Emojis in iOS 7 are a hoot. You may not have an idea where in your conversations will make you use emojis of eggplants and snails, but there is one obvious thing that developers of these cutesy tiny icons seem to have overlooked.
Most of those texting icons that feature people belong to one race: Caucasian. Emojis of other races, meanwhile, get the stereotype treatment (a turban for a brown-skinned man; a mandarin cap on an Asian face). Celebrities, including Miley Cyrus, expressed their frustration for lack of ethnic diversity among emojis.
“RT if you think there needs to be an #emojiethnicityupdate,” Cyrus tweeted over a year ago.
“It makes me mad that there are no black emojis,” actor Tahj Mowry posted recently on the microblogging service.

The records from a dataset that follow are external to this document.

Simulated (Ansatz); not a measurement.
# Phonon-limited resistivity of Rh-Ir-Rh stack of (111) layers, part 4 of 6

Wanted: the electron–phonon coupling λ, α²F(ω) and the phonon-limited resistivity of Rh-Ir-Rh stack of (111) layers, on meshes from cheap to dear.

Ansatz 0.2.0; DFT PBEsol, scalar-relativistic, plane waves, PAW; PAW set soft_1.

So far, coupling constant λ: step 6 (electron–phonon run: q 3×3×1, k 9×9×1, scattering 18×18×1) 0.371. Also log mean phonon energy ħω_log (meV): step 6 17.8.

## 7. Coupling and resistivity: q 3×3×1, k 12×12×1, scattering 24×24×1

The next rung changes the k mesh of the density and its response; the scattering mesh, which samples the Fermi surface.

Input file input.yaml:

In reaction, Apple has said they are aware of the problem and they plan on providing ethnically diverse emoji options to users, but there is a snag.
“Our emoji characters are based on the Unicode standard, which is necessary for them to be displayed properly across many platforms,” Katie Cotton, Apple’s vice president of worldwide corporate communications, said in an interview with MTV. “There needs to be more diversity in the emoji character set, and we have been working closely with the Unicode Consortium in an effort to update the standard.”
As stated, in order to diversify the emoji’s races, there has to be an update in Unicode standards before tech companies (including Apple, Microsoft, and Google) would pick them up. The Unicode Consortium, however, has no word on when such update will happen.